ACM technicians faced a very interesting problem recently. Given a set of BTSes to visit, they needed to find the shortest path to visit all of the given points and return back to the central company building. Programmers have spent several months studying this problem but with no results. They were unable to find the solution fast enough. After a long time, one of the programmers found this problem in a conference article. Unfortunately, he found that the problem is so called "Travelling Salesman Problem" and it is very hard to solve. If we have N BTSes to be visited, we can visit them in any order, giving us N! possibilities to examine. The function expressing that number is called factorial and can be computed as a product 1.2.3.4....N. The number is very high even for a relatively small N.

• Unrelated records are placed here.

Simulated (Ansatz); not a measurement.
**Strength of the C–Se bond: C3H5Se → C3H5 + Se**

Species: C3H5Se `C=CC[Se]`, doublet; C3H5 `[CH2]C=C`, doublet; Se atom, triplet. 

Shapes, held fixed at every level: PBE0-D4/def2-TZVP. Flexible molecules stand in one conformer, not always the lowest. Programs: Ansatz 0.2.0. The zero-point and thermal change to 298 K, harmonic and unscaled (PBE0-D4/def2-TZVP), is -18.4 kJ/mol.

The programmers understood they had no chance to solve the problem. But because they have already received the research grant from the government, they needed to continue with their studies and produce at least some results. So they started to study behaviour of the factorial function.

For example, they defined the function Z. For any positive integer N, Z(N) is the number of zeros at the end of the decimal form of number N!. They noticed that this function never decreases. If we have two numbers N1 < N2, then Z(N1) <= Z(N2). It is because we can never "lose" any trailing zero by multiplying by any positive number. We can only get new and new zeros. The function Z is very interesting, so we need a computer program that can determine its value efficiently.

There is a single positive integer T on the first line of input. It stands for the number of numbers to follow. Then there is T lines, each containing exactly one positive integer number N, 1 <= N <= 1000000000.

For every number N, output a single line containing the single non-negative integer Z(N).

0

14

24

253

5861

2183837

/*/

题意：

n!后缀0的个数;

这里要注意到只有2的倍数和5的倍数相乘会产生后缀0；

毫无疑问2的倍数比5多，所以只要统计5的倍数的个数就行了；

但是要注意，5^n能产生n个后缀0；

所以就要处理一下，把5^i (i=1~n)的所有5的倍数全部加起来，详情看代码；

AC代码

/*/

#include"map"

#include"cmath"

#include"string"

#include"cstdio"

#include"vector"

#include"cstring"

#include"iostream"

#include"algorithm"

using namespace std;

typedef long long LL;

const int MX=202;

#define memset(x,y) memset(x,y,sizeof(x))

#define FK(x) cout<<"【"<<x<<"】"<<endl

LL ans(int n) {

	LL ans = 0;

	for (int i=5; n/i>0; i*=5) {  //5的倍数能产生1个0，25的倍数能产生2个0， 125的倍数能产生3个0，以此类推。。。

		ans+=n/i;

	}

	return ans;

}

int main() {

	int T,x;

	scanf("%d",&T);

	while(T--) {

		scanf("%d",&x);

		printf("%d\n",ans(x));

	}

}